Supreme Court Roundup


Sect Allowed to Import Its Hallucinogenic Tea


By LINDA GREENHOUSE

WASHINGTON, Feb. 21 - A unanimous Supreme Court decision on Tuesday gave a small religious sect the right to keep importing a hallucinogenic tea,
central to its ritual observance, that the government wants to ban as a
controlled substance under federal narcotics law.

With an opinion by Chief Justice John G. Roberts Jr., the decision was one
of the most significant applications of the Religious Freedom Restoration
Act, a 13-year-old federal statute that requires the government to meet a
demanding test before it can enforce a law in a way that creates a
substantial obstacle to religious observance.

The government failed to carry its burden under the statute, Chief Justice
Roberts said in an opinion that not only rejected the administration's
specific arguments but also dismantled its theory of the case. The chief
justice said the government's "bold argument" that the Controlled
Substances Act, the basic federal narcotics law, "simply admits of no
exceptions" could not be reconciled either with the religious freedom law
or with administrative practice under the act itself.

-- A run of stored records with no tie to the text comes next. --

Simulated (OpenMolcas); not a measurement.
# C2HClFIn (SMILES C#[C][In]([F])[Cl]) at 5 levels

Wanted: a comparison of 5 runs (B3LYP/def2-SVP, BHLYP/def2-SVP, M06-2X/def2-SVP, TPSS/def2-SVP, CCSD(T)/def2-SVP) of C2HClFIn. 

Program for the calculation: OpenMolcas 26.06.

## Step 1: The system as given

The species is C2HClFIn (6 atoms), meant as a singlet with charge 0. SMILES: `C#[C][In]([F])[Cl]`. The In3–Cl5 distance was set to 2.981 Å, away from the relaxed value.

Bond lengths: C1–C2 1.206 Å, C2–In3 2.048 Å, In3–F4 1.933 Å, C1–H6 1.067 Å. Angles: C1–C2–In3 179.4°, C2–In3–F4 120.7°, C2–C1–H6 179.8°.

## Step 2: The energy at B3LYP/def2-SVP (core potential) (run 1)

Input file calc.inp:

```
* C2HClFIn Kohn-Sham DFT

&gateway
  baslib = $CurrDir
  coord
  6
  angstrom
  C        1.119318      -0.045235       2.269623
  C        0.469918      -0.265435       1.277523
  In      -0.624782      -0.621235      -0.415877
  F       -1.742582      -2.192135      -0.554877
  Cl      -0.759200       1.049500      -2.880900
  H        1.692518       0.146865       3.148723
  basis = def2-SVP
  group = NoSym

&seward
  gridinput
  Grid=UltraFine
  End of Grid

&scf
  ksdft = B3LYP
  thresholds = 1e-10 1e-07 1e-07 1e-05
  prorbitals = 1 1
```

For the past 35 years, he noted, the government has permitted American
Indians to use peyote in their religious rituals despite the fact that
peyote and its active ingredient, mescaline, are banned for general use
under the Controlled Substances Act and have been found by Congress to be
dangerous substances with a high potential for abuse.

Referring to the sect at issue in this case by its initials, U.D.V. (the
full name is O Centro Espirita Beneficente União Do Vegetal), Chief Justice
Roberts said that if peyote was permitted despite those findings "for
hundreds of thousands of Native Americans practicing their faith, it is
difficult to see how those same findings alone can preclude any
consideration of a similar exception for the 130 of so American members of
the U.D.V. who want to practice theirs."

To the government's argument that the "unique relationship" between the
United States and Indian tribes justified the different treatment, the
chief justice replied that "nothing about the unique political status of
the tribes makes their members immune from the health risks" or other
problems the government has attributed to the use of banned narcotics.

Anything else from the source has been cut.